LONG BEACH, Calif. - The Air Force has notified McDonnell Douglas that its C-17 cargo jet has 75 deficiencies that must be corrected, ranging from a weak main landing gear to inadequate electric generators, according to a letter obtained by the Los Angeles Times.
Senior Air Force officials say the notice - which is the most comprehensive list of C-17 problems to become public - was issued in late March, after the service became concerned that the Douglas Aircraft unit in Long Beach was not putting sufficient effort into solving the problems.
Air Force officials and Douglas spokesmen say the 75 defects do not represent major technical problems that would threaten the viability of the $30 billion program. But the full extent of some problems is still under study, including an analysis of whether the airframe itself will wear out prematurely.
"We weren't seeing enough activity in these areas, and we didn't want them to be last-minute crises," said Col. Charles Siefert, the deputy program manager. "We have had our fill of those."
Siefert said the letter reflects Air Force concern that Douglas was putting its full energy into achieving the first flight of the C-17 - which the company has scheduled for June - but was less attentive to other aspects of the program that would be more important in the long run.
"There were many other items that needed to be addressed. We put it all together and dropped it on them," he said.
The list was accompanied by a cover letter that demanded a corrective action plan in 45 days, a period that expires in mid-June.

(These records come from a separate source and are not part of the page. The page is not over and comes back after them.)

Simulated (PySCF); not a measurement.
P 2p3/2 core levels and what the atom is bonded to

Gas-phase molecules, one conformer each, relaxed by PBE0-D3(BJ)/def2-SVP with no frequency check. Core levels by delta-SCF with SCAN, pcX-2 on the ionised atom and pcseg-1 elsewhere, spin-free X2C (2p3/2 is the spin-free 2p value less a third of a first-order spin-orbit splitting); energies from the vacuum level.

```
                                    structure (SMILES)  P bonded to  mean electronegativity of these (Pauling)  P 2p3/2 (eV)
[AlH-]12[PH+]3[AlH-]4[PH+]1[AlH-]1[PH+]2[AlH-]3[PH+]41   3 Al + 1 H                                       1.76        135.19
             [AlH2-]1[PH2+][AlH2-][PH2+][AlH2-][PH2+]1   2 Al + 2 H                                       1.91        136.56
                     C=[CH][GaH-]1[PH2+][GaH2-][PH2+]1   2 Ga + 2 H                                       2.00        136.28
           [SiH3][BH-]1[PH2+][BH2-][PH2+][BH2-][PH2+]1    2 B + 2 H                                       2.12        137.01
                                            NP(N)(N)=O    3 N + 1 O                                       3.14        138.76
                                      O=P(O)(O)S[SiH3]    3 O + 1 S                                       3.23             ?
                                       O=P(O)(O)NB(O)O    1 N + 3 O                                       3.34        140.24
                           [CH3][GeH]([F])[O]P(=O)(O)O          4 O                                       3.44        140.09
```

The Air Force told Douglas, "This letter is issued with the understanding that it will not result in an increase in funding allotted to the contract or a change to price schedule or any other contractually specified requirements."
The letter appears to underscore the serious problems that McDonnell has encountered in developing the C-17, which is significantly behind schedule and an estimated $500 million over its contract ceiling. The Air Force plans to buy 120 of the four-engine cargo jets.
Douglas spokesman James Ramsey downplayed the Air Force letter, saying that the defects are all minor and that many have already been corrected. But Ramsey declined to discuss the specific defects or identify which had been fixed.
Ramsey said the company has "responded" to the demand for a corrective-action plan, but he declined to describe the nature of the response.
"None of the items mentioned affect the cost, safety or performance or would impact our ability to safely achieve first flight," Ramsey said.
The list of problems includes the notation that the C-17's cockpit "does not present an acceptable habitable compartment for crash conditions. All risks with this hazardous condition have not been reduced to an acceptable level."
Separately, it has been learned that Douglas agreed to provide a $14 million rebate to the Air Force on the first six C-17s that are in production, because the aircraft will fail to meet its required range. That deficiency, along with four others, will be resolved in the next C-17 production contract, Siefert said.